About two years ago, this newspaper initiated an contest that invited readers to send short essays about why most rubber duckies--the yellow floating toys--don't float right, why most of them topple over disgracefully, like dead ducks in your bubblebath. I'll remind you that four out of five rubber ducks I acquired didn't float upright well, the way a rubber ducky should. The only one I found that really worked well was an old one I bought at a yard sale.

Some readers took on the rubber ducky question, sending essays--some flippant and some serious--and winning free subscriptions. That was all fun, but the deeper question of ducky defectiveness has still haunted me, long after the essay contest was over. Isn't the question of why rubber duckies don't work right the same as the question of why generally many things don't work right? For example, other products that you buy in the store that don't do what they promise. People that don't do what they promise. Schools that don't educate well. Corporations that pillage rather than produce. Unions that don't represent workers well. News that doesn't inform people about what's important. Insurance with all kinds of loopholes. Food that makes people unhealthy. Wars that are ill-conceived and horribly botched. Societies that are self-destructive.

Not convinced of the connection? Then consider alone the life of a rubber duck in detail. No longer is it made domestically for the use of the children of the toy-factory worker. It is now fabricated in far-off locations, most likely China, by people who probably will never see it in a local store at an affordable price, and who probably don't have any intention of using it anyway. It is designed by well-paid commercial artists and plastics engineers who work ten hour days and have little time for kids. It is marketed by people who never even take the time to put it in a tub of water and see if it floats right. It is bought by people who are attracted by its cuteness, disappointed by its performance, and too busy to return it or complain about it. The result? The duckies don't float right, and factories keep churning them out.

The striking characteristic of modern goods production is the distance between the user and the producer. The foreign factory worker is distant in a physical and cultural sense. The designer and marketer, though they are likely Americans, are distant in a psychological sense: they deal in a myriad of products which they never use themselves in everyday life, and for which they have little personal regard or care. Like other average Americans, they are working the longest job hours in the world. Sure they can afford to buy all sorts of products, but they have less and less time to even use them or know much about them.

Both the Chinese factory worker and the American designer suffer from similar dilemmas: not enough money and/or not enough time. A good labor movement should help, but--alas--we have a largely defective labor movement, whose general movement has been downward in terms of numbers of workers represented.

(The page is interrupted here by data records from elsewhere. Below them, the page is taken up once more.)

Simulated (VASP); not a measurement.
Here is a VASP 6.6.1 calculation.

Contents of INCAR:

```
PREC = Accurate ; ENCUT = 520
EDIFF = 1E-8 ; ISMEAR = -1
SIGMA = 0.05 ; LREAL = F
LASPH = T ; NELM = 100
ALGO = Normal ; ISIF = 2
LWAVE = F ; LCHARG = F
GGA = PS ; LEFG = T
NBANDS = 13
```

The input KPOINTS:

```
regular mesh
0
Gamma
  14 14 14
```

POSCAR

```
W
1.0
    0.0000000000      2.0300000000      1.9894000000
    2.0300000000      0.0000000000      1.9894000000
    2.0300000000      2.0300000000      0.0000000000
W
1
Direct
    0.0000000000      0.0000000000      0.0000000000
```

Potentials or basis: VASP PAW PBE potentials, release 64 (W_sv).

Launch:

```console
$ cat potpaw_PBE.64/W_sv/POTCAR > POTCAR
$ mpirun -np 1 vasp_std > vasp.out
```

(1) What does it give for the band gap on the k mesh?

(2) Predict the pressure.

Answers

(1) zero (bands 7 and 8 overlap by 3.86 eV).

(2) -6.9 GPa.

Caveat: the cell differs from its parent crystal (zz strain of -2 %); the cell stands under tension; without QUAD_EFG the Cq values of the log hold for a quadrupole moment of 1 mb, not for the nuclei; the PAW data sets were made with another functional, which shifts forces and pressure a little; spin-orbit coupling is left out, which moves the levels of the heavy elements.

The short-term sale-ability of a product becomes the important thing for marketers, designers, and factory laborers alike--all of whom probably have little or no job security. Sales can be measured quickly and easily, and one's job depends on them. But long-term concerns like functionality and durability are both much harder to measure. Surface attributes, such as cuteness, become paramount, so that people will pull out their pocketbooks on a whim, for whatever new garbage is displayed or advertised. Functional essence is a secondary concern. There are so many items to buy, and there is so little time to return defective ones, that defects are just an accepted part of doing business. Consumer junk crams the garbage landfills, and the chemical contents leach into our soil and groundwater. Our environment becomes defective as well.

Like the defective duckies--which must be propped upright in the water in order to have the appearance of working correctly--our whole US economy has for the past few decades become increasingly propped up by the Asian economies, which invest heavily in greenbacks in order to keep the US dollar high and their biggest export market--namely us--ready to buy their stuff. Few international economists would disagree with this, but few Americans know or think about it, because they are generally not informed by our defective news services, which don't tell Americans about the most basic matters that affect their future. Analysis doesn't sell toothpaste ads as well as sports, tomorrow's weather, and the latest murder or child molestation spectacle.

When the bubble-of-cheap-imports bursts, when sales slump in the US, when the Asian economies have found other good markets and have no more need to prop up the dollar, when the residual wealth of the US has been sucked mostly dry by our import/export imbalance, at that point the Asian economies will sell their US dollars, resulting in what will likely be a drastic international devaluation of our currency. We are poised to flop when this occurs, just like a top-heavy rubber ducky let loose in the water. Having little current productive capacity--because our factories have all moved to other countries--we'll have to learn again to make things, but who will show us how? There'll be a brain-drain to other, better economies. The edge in technical expertise that the US has had for the last 50 years rests largely on the strength of the propped-up US dollar. Go to any university engineering department, and tell me how many of the students in its graduate program were born in the US. Many of them, probably most of them, come from other countries because they can currently get higher-paying jobs here, paid in US dollars. When US currency falls in value, working here will not be the international aspiration that it has been in the past decades. And our defective K-12 educational system--behind international standards--will not be able to save us.

Defective rubber duckies, my friends, are simply a tiny metaphor not only for our country, but also for ourselves. After all, what do most Americans do when we they see that things don't work as they should? In the home, we have another soda or switch the channel on the big-screen remote. In government, we assign a do-nothing "task force" to look into it and file a report that no one reads. In the workplace, we have meetings about how to have meetings, engage in "teamwork building" and then fire anyone who brings up substantive issues. We show just as little care for our own long-term future as we do for the future of others. Our own avoidance and lack of care are the most basic defects of all. To care about yourself and others means to care about why things don't work right, and to do something about it.